Public sessions begin as part of review of N.W.T.'s response to 2023 wildfires
A public engagement session was held in Yellowknife on Tuesday as part of an independent review of the territory's emergency response to last year's wildfires.
In June the N.W.T. government hired a contractor, Transitional Solutions Inc., to conduct the review.
They say as part of the review, they will gather information from the public and pair it with the territorial documents and responses from government officials.
Erica Thomas, CEO of Transitional Solutions Inc., said one of the biggest challenges they've been facing is gaining people's trust, because the public thinks they represent the government.
"I think that there is some fear that we're looking to place blame, and I think also people are afraid to engage with us because they think we're maybe from the government or maybe that their information isn't going to be confidential," Thomas said.
Erica Thomas is the CEO of Edmonton-based Transitional Solutions Inc. (Nadeer Hashmi/CBC)
Benjamin Proulx, the director of municipal advisory services at Transitional Solutions Inc., said their report will be to an oversight committee and not the government directly.
"We are hired by the government as an arms-length third party to work independently," Proulx said.
According to the N.W.T. government's website, the three members of the oversight committee — Dr. Mike Flannigan, Danielle Trudeau, and Todd Orvitz — were nominated by the N.W.T. Council of Leaders Secretariat, the Standing Committee on Accountability and Oversight, and the territorial government.
"So we will be actually submitting our after-action review to the oversight committee. I assume the government will read the after-action review before it becomes a public document. But my understanding is that it's not a document that will be edited and sanitized," Thomas said.
CBC News reached out to the oversight committee for an interview but did not get a response by the deadline.
Thomas says they examined the N.W.T.'s internal documents as well as their communications with other communities.
She says they conducted workshops with government officials earlier this month and did their first public engagement session on Tuesday.

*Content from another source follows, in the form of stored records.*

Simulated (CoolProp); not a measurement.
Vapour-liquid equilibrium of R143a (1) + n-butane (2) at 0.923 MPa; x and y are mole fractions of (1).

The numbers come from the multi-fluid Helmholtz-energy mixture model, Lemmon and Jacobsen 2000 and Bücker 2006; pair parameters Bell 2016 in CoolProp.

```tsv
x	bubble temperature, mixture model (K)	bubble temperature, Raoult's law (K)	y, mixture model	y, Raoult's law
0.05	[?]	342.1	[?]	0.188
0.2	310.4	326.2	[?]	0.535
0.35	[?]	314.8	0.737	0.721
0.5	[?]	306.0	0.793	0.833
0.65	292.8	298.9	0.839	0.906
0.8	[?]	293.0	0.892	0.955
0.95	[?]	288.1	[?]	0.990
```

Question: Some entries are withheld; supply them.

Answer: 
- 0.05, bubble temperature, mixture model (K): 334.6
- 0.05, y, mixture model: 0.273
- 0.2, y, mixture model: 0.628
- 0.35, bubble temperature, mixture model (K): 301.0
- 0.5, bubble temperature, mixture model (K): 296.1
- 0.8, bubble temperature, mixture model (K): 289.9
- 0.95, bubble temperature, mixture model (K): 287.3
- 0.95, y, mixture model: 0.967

Some members of the public said there have been many areas of improvement including better communication, a clearer plan for reintegration of government housing services and providing equal per diems to all evacuees.
Thomas said they will be now going to other communities such as Behchokǫ̀, Dettah, Wekweètì , Enterprise and Fort Simpson.
"We will be visiting 11 different remote communities within the Northwest Territories to do the same thing, to engage with the community and be in the community and understand the stories, understand what happened in 2023," Thomas said.
Thomas said they have received over 250 survey responses from the territory for the online surveys so far.
After finishing all the public engagement, they will look through all the documentation and build that report, which will have a set of recommendations for the government to review.
The final report and its findings will be submitted by December.